Stacks of books sit on my bedside table begging to be read. I ignored them and turned my attention to a just-released mystery novel called Darktown, by Thomas Mullen. Yes, I’ve been a mystery fan since my Nancy Drew days, but that’s not the reason.
I live in Dallas, a city where five police officers were shot and killed in July by a sniper who said he wanted to kill white people, “especially white police officers.” This was during a peaceful rally to protest the fatal police shootings in Minnesota and Louisiana of two African-American men. The Dallas officers and the protesters they were there to protect were getting along just fine–and then a sniper opened fire. But, I also live in a state where, a year earlier, a 28-year-old black woman was pulled over for a minor traffic violation, arrested and thrown in jail, and died three days later–presumably a suicide by hanging. At the time of her arrest, Sandra Bland was driving to her new job at her Texas alma mater, located in the town where she was stopped. Her traffic violation was for failure to signal while changing lanes. The fact that race is still an issue in this country should be news to no one. Understanding and fixing the problems that make it an issue should be on everyone’s mind.

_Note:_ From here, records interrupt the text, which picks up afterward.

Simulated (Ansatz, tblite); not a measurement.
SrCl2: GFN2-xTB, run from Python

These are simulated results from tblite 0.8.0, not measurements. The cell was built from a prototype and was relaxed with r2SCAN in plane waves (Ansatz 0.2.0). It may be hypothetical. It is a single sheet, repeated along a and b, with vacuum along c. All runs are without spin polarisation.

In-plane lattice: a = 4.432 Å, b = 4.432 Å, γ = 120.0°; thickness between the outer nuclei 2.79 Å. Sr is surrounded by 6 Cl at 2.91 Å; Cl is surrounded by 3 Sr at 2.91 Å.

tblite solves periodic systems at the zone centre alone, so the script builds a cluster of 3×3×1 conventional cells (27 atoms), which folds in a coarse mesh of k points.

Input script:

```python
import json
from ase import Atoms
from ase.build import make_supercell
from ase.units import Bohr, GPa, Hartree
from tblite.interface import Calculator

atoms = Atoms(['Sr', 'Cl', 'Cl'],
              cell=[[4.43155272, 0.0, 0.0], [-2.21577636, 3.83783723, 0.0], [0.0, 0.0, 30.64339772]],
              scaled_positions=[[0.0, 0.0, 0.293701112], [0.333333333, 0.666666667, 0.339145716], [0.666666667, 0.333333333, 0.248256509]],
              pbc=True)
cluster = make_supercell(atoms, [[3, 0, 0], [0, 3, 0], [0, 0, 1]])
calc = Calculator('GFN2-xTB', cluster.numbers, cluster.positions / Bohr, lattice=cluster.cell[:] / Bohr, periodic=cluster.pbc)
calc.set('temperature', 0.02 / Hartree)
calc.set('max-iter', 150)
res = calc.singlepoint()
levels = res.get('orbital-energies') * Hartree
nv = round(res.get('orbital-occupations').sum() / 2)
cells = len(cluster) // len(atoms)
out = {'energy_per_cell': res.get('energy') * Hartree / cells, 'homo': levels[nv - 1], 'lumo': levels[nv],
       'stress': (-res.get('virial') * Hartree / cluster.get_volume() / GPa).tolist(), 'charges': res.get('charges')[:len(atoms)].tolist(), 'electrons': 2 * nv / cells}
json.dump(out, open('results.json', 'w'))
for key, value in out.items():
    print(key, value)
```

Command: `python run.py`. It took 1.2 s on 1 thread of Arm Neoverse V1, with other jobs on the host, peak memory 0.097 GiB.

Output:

Suspenseful and well-plotted, Darktown kept me thinking/guessing until the end, but what makes the novel stand out and shine is the way it transports the reader back in time to a lesser known chapter of pre-Civil Rights history.
It’s 1948 and the Atlanta Police Department has been forced to hire its first black officers. Eight men–seven are war veterans, six attended college, all are Christians–and yet they’re not allowed to set foot in police headquarters. Instead, they must report to work in the basement of a YMCA that serves the ‘colored community.’ Arrest white suspects? Drive squad cars? No way. They are Foot Soldiers Only, and their sole mission is to bring law and order to a deeply mistrustful black community–the city neighborhoods known as Darktown. Imagine the messy, dangerous complications that ensue when two black officers stumble across the murder of a pretty young black woman and decide to investigate the prime suspect–a white ex-cop seen slapping her around before she disappeared.
Not that it should matter, but Mullen, the author, is white. And lives in Atlanta. He gives the novel depth and balance through his four main characters. Lucius Boggs and Tommy Smith are the black police officers who dare to investigate the crime. Denny Rakestraw and Lionel Dunlow are the two white officers caught in the middle. All four are conflicted for different reasons. Not one of them is a saint (although one of them is vying to be the devil) but that, in large part, is due to the times.
Today, of course, black and white police officers work together under the same roof. Segregated housing is no longer legal, although segregated neighborhoods still exist–mainly due to economic reasons. It’s been 150 years since the end of slavery and fifty-two years since the Civil Rights Amendment passed, but we still have a Race Issue. Our role models and success stories come in all colors, but there is still mistrust on both sides of the color divide. If one of the reasons we study history is to learn from past mistakes and to see how some of these mistakes follow us into the future, then there’s good reason to read Darktown.